Rome. The report “The role of tertiary education in economic and social rise of the sub-Saharan Africa”, edited by Harambee was presented on Saturday 10 November at the Pontifical University of the Holy Cross.The increase in public and private investment in education has led to increasing literacy, more widespread schooling and higher university enrolment rates in recent years; and a more educated workforce is undoubtedly contributing to economic and social development in Sub-Saharan Africa.
This is what emerges from the study which aims to present updated data on the state of higher education in some sub-Saharan countries (Nigeria, DR Congo, Côte d’Ivoire and South Africa) and to analyse the relationship between higher education and employment.

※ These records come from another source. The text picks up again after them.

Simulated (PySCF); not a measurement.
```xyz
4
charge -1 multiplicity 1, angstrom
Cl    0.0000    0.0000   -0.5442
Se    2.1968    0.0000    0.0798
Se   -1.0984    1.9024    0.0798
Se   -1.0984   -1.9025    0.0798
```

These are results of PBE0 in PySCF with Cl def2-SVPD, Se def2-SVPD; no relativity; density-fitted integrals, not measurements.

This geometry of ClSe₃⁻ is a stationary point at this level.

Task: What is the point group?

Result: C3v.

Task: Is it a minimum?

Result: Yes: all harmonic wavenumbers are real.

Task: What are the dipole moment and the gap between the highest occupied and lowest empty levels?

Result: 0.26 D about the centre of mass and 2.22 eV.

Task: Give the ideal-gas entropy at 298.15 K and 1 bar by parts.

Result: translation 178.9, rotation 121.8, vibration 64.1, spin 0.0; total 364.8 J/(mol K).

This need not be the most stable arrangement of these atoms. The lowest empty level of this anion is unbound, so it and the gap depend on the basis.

Beyond the historical, social and economic specificities, and despite the progress achieved (with a considerably growing number of people considering education an absolute priority), the study highlights common problems and weaknesses whereby more than one in five Africans of working age remains unemployed.
The authors of the report also propose a reflection on the challenges to be faced so that the education system can meet the demands of a rapidly growing labour market: retraining of teachers, improvement of infrastructure, support for the granting of scholarships, study plans oriented to the needs of the labour market.
The study was presented in Rome at the annual meeting of the Harambee committees from the various countries, during which the results achieved in the closing year are reviewed and the priorities for the new year are established.
The meeting also provided an opportunity for an in-depth study of Africa with the participation of some experts (Carlo Papa, Director of the Enel Foundation, and Giovanni Mazzacani, economist) and hosted the second edition of the meeting of “Harambee Youth”: an exchange of experiences between young volunteers active for Harambee.